Atlantic Theatre Mamet Season
The Atlantic Theater Company in New York grew out of workshops taught by David Mamet and William H. Macy, so it is fitting that Mamet's plays should have comprised their celebratory fifteenth season. These much anticipated productions—who should know better how to do Mamet plays, right¿—turned out, in fact, to be disappointing, erring on the side of realism, lacking the torque, that edge of theatrical excitement, and making one wonder if these plays really do hold up in performance, although many of us know how satisfying they are to teach.
THE ATLANTIC THEATER
COMPANY’S MAMET SEASON
Atlantic Theater. New York. September 1999 - May 2000.

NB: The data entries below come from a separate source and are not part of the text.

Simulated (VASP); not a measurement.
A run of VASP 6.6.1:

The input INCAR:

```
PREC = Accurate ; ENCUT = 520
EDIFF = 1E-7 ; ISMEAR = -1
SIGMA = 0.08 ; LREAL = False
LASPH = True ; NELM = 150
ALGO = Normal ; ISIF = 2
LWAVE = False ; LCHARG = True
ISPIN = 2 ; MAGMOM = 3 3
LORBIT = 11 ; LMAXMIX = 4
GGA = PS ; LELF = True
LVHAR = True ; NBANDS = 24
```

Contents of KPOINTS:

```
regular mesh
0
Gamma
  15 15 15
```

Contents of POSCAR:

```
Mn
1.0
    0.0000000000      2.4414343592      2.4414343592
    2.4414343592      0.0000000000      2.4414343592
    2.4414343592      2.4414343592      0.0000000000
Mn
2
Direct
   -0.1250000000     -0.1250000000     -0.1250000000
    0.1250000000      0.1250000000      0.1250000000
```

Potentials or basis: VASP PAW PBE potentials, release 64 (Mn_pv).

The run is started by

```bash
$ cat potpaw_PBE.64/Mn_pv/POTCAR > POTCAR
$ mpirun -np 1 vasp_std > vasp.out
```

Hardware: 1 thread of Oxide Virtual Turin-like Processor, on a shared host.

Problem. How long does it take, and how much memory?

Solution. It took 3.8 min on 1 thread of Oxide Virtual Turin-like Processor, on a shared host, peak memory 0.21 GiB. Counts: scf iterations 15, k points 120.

The Atlantic Theater Company in New York grew out of workshops taught by David Mamet and William H. Macy, so it is fitting that Mamet’s plays should have comprised their celebratory fifteenth season. These much anticipated productions—who should know better how to do Mamet plays, right?—turned out, in fact, to be disappointing, erring on the side of realism, lacking the torque, that edge of theatrical excitement, and making one wonder if these plays really do hold up in performance, although many of us know how satisfying they are to teach. I further wondered whether their cultural moment had passed and whether our cynicism had overtaken Mamet’s and outrun it. Or has the Atlantic Theater Company provided us with productions that are de-fanged and full of— dare I say it about Mamet?—charm? The season included The Water Engine and Mr. Happiness, Sexual Perversity in Chicago and Duck Variations, and American Buffalo. The fourth and final production originally scheduled to end the season, The Shawl and No One Shall be Immune paired under the umbrella title of Ghost Stories was cancelled because of the extension of American Buffalo to 21 May 2000.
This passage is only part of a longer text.